Crude up ahead of stockpiles report
LONDON, September 19, 2017 – Crude oil prices rose back toward the five-month highs seen last week on Tuesday, as investors looked ahead to weekly data from the U.S. on stockpiles of crude and refined products to weigh what the impact of recent storm activity was on supply and demand.
Industry group the American Petroleum Institute is due to release its weekly report at 4:30PM ET (2030GMT).
Official data from the Energy Information Administration will be released Wednesday, amid forecasts for an oil-stock gain of around 2.9 million barrels, which would mark the third weekly increase in a row.
U.S. West Texas Intermediate (WTI) crude futures tacked on 20 cents, or around 0.4%, to $50.55 a barrel by 3:17AM ET (0717GMT), not far from a five-month high of $50.88 touched last Thursday.
Meanwhile, Brent crude futures, the benchmark for oil prices outside the U.S., was up 14 cents, or about 0.3%, to $55.62 a barrel. It traded as high as $55.99 intraday last Thursday, a level last seen since April 17.
Oil prices settled slightly lower on Monday, after posting a roughly 5% gain last week.
Market players looked ahead to a meeting Friday between the Organization of the Petroleum Exporting Countries and other producers regarding a possible extension of production caps.
OPEC and its allies are discussing extending by more than three months the oil production cuts that expire in March 2018, potentially prolonging them well into the second half of next year, according to people familiar with the matter.
OPEC and other producers, including Russia, have agreed to reduce output by about 1.8 million barrels per day until next March in a bid to reduce global oil inventories and support oil prices.

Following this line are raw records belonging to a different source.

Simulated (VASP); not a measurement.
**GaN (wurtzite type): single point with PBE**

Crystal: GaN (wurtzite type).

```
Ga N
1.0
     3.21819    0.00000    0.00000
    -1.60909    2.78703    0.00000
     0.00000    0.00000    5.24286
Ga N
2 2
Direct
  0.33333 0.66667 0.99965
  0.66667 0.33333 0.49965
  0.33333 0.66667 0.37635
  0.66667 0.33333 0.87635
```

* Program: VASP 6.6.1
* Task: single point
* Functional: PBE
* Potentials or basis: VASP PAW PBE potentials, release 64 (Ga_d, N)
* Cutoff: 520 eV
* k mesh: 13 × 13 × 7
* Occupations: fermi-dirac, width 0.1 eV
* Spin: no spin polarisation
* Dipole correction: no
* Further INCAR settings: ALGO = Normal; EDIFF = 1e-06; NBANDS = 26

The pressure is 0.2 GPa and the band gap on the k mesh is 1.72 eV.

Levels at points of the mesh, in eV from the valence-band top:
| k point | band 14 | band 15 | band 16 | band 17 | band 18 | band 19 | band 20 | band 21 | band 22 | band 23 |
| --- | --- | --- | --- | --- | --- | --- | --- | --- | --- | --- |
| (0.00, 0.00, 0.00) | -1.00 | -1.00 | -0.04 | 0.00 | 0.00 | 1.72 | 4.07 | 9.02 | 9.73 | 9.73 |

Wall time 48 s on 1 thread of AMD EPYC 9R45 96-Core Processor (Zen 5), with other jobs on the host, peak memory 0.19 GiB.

Elsewhere, gasoline futures were little changed at $1.667 a gallon, while natural gas futures held steady at a four-month peak of $3.147 per million British thermal units.
Traders said they were closely eying the path of Hurricane Maria, another top category Atlantic storm that hit the Caribbean islands on Tuesday, to see whether it would knock out refineries or disrupt shipping to and from the huge U.S. market.